The Brooke looks familiar…
It’s similar in style to Gordon Murray’s bike-engined Rocket from 1992, but the Brooke adopts a more conventional seating layout – two abreast, not one behind the other – and the engine is the 260bhp Cosworth four used in the Caterham CSR.
Not a lot. The Brooke weighs just 550kg, or 310kg less than a Lotus Elise. The composite panesl bolt onto a light but rigid tubular steel chassis made by the firm responsible for the CSR’s. The engine sits in a cradle behind the driver, accessed through the rear clamshell; expensive adjustable dampers allow the driver to tweak the ride to his taste. There’s also a set of 280mm ventilated brake discs clamped by twin-pot callipers to shed speed with enormous conviction, and sticky 205/50 Toyo tyres are wrapped around 15-inch OZ alloy wheels.
What’s it like to drive?
Every bit the retro racer. You step over the high sill and settle into a snug leather-lined plastic tub. Your view ahead is clutter-free: no A-pillar, no windscreen, nothing. In fact we felt a little exposed and the steering wheel seemed to be between our knees, rather than up high in front of us where we’d prefer it. The unassisted steering, heavy at first, lightens up on the move but it feels like a bit of a handful on the road, kicking violently in your hands over any sort of hole or ridge. On a smooth track though, where the Brooke makes more sense, it would probably be fine because it’s accurate and has bags of feel which, together with that lofty driving position and brilliant body control, helps you place the car precisely.
What about that engine?
It’s desperate to rev and delivers brutal acceleration: Brooke reckons on 4sec to 60mph, but we wouldn’t be surprised if it was even quicker. There’s enough torque (200lb ft) to save you from constantly wringing the 2.2-litre lump’s neck, but when the traffic clears that’s exactly what you’ll want to do. Flatten the pedal and the thing catapults forward, and with your head stuck up in the airstream you’re immediately aware that the Brooke is swift enough to bait genuine supercars. But then you get the needle on the tasty Stack display’s rev counter past 6000rpm and the world goes beserk – and you really have to hold on tight.

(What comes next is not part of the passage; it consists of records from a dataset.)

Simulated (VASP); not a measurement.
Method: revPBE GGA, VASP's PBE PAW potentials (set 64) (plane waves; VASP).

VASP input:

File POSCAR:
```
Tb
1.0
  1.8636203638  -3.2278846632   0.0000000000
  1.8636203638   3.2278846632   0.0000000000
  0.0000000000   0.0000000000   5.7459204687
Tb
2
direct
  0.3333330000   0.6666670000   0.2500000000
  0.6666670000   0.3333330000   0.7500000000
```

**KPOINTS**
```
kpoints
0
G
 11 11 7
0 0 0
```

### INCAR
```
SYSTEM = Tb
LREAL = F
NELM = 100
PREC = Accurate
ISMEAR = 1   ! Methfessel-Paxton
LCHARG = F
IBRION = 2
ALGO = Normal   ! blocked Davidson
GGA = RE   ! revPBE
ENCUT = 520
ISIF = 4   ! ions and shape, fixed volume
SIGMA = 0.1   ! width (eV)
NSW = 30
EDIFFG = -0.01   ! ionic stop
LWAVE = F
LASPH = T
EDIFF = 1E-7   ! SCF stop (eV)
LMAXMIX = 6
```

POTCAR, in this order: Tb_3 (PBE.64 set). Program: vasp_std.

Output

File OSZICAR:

Tell me about the downsides?
No roof means when it rains you’ll get wet. No meaningful windscreen means you’re in danger of being assaulted by flies, birds and the cold unless you wear a helmet. Which is a bit of a shame because wearing a helmet on the road isn’t that great. They’re annoying and you look like a fool. The only other downside is the price: £27,995 for the basic 200bhp car, £31,995 for the 260 we drove and a heady £36,995 for the top-dog 300bhp car. It has to be said that £32k is cheap in the context of the competition – a Caterham CSR with 260bhp is £37k – but it’s still a lot of money for what is essentially a toy.
For Brooke to come from nowhere and build such a sorted car is impressive indeed. The Double R is a worthy adversary for Caterham, Westfield, Radical and all the other established names in the track-day world. But as people who like to use our cars on a regular basis, we’d have to suggest you seriously consider something like a Lotus Exige instead. Not quite as visceral an experience, granted, but not far off and a car that you could use day in day out, not just on summer weekends.